2) Citys founded directly next to your capital overlapping its BFC can help by working the Capitals cottages untill the Capital has sufficient population to work them itself.
and they suffer no distance maintenance so will become sufficient almost immediately even if they don't start in the black

3)If you are running a trade economy (relying on trade routes, free trade civic, the great lighthouse etc) small citys on the same continent usually pay their own maintenance so anything they can build or switching them to research or cash is a net gain. Even if they only break even, the whip will turn up 30 or 60 hammers every time they regrow.

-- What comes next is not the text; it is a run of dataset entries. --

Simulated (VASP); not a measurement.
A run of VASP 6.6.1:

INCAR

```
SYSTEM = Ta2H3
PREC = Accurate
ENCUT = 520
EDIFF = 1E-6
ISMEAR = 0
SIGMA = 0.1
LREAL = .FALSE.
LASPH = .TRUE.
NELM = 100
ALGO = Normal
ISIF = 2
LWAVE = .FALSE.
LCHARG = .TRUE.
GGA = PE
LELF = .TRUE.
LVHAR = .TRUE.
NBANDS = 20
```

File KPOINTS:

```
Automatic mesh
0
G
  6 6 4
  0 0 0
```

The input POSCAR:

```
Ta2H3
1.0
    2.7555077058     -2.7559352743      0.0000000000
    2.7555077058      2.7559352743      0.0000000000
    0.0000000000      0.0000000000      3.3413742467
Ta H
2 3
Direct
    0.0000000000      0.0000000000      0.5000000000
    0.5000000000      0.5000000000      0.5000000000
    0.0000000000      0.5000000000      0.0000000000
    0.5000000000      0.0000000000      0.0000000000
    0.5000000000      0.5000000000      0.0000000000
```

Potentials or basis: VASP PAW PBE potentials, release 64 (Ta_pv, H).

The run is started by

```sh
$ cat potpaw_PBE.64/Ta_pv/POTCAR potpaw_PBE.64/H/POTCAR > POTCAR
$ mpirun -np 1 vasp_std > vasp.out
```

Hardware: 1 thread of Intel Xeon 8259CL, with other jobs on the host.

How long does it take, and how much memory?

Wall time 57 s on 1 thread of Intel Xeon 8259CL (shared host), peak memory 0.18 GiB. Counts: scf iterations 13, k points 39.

You don't lose that much in most situations when your water's poisoned. Sometimes you lose a population or two, but everything goes back to normal after a few turns. Stolen technologies don't really harm you that much at all, as it is only slightly less expensive than the AIs deciding to research them.

You're losing around 50 science a turn because of your espionage rate, and 10 gold a turn on maintaining the spies in your cities. That adds up to almost 1/4 of your research. That is really worth it. If someone is doing tons of espionage missions on you, the best way of dealing with it is just to focus espionage on them and do a counterespionage mission every 10 turns, and this is only necessary in extreme situations.

Neinet is right here turning down the espionage rate will boost your tech rate more than the benefit in protecting your tech lead will. As you already have all those spys built I would continue using them. 10 gold a turn isn't too bad but Consider disbanding them if you move into pacifism for a long period of time.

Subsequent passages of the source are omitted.